Commentators on the original proposal suggested that the proposed definition was too broad. In response to those comments, the Commission reproposed the definition and asked commentators to suggest alternative definitions. Although none of the latest round of commentators suggested alternative definitions, two of the commentators suggested establishing a de minimis threshold of $50,000 below which the debit balances of household members and other persons related to principals of a broker-dealer would not be affected by the amendment.
The Commission is not incorporating the threshold concept into the amendment it is adopting because, with respect to the debit balances of close relatives such as spouses and children, there is no basis for distinguishing those debit balances from the debit balances of principals of a broker-dealer. The Commission believes it is fair to assume that the principals may be exerting control over the accounts of close relatives, or that these will be favored accounts. In contrast, the Commission believes, that the accounts of parents, siblings and inlaws, absent some financial dependence, would not necessarily be controlled by the principals.

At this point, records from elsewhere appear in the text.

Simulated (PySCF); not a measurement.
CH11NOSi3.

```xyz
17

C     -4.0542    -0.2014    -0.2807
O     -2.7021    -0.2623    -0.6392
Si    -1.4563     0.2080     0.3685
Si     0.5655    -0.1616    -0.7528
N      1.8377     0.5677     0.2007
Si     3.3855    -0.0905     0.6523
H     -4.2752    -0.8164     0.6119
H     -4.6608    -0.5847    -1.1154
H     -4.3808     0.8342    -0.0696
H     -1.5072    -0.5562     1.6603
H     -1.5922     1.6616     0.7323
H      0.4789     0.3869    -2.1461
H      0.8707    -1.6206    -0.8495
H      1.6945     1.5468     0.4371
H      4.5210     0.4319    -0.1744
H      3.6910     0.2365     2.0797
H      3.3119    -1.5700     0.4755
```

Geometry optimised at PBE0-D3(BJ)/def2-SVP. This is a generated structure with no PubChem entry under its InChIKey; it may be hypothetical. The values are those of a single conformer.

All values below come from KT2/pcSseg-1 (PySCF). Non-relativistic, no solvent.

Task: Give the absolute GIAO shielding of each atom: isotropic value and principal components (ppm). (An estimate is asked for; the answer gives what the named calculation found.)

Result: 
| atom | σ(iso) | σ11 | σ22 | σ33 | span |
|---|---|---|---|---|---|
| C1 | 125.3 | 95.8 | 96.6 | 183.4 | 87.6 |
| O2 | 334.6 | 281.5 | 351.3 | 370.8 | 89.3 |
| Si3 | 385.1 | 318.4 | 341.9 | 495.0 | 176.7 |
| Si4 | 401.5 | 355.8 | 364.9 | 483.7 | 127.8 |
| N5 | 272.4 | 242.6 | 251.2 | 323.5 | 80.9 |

Based on the above, and in the interest of reducing any recordkeeping burden on broker-dealers, the Commission is adopting a narrower definition. For purposes of the Reserve Formula, the term "household members and other persons related to ..." will include only husbands or wives, children, sons-in-law or daughters-in-law and any other relative or household member to whose support the broker-dealer principal contributes directly or indirectly. The Commission recognizes that narrowing the definition might make it possible for principals to use the accounts of certain relatives. However, on balance, the Commission believes that the revised household member restriction combined with the concentration provision described below will adequately address the most egregious cases which pose the greatest threat to the public customers of broker-dealers
B. Joint Accounts, Etc.
In Securities Exchange Act Release No. 20655 the Commission proposed a revision of an earlier interpretation (issued in Securities Exchange Act Release No. 9922) regarding the definition of the term "customer" for purposes of Rule 15c3-3. In that earlier release, a joint account, custodian account, participation in a hedge fund or limited partnership, or a similar type account or arrangement by a person who would be excluded from the definition of customer (i.e., a general partner, director or principal officer of a broker-dealer) with persons includible in the definition of customer, was considered a customer's account. The proposal would have treated those accounts as non-customer accounts insofar as the debit items in the Reserve Formula were concerned, unless the broker-dealer demonstrated that the debits were directly related to formula credit items.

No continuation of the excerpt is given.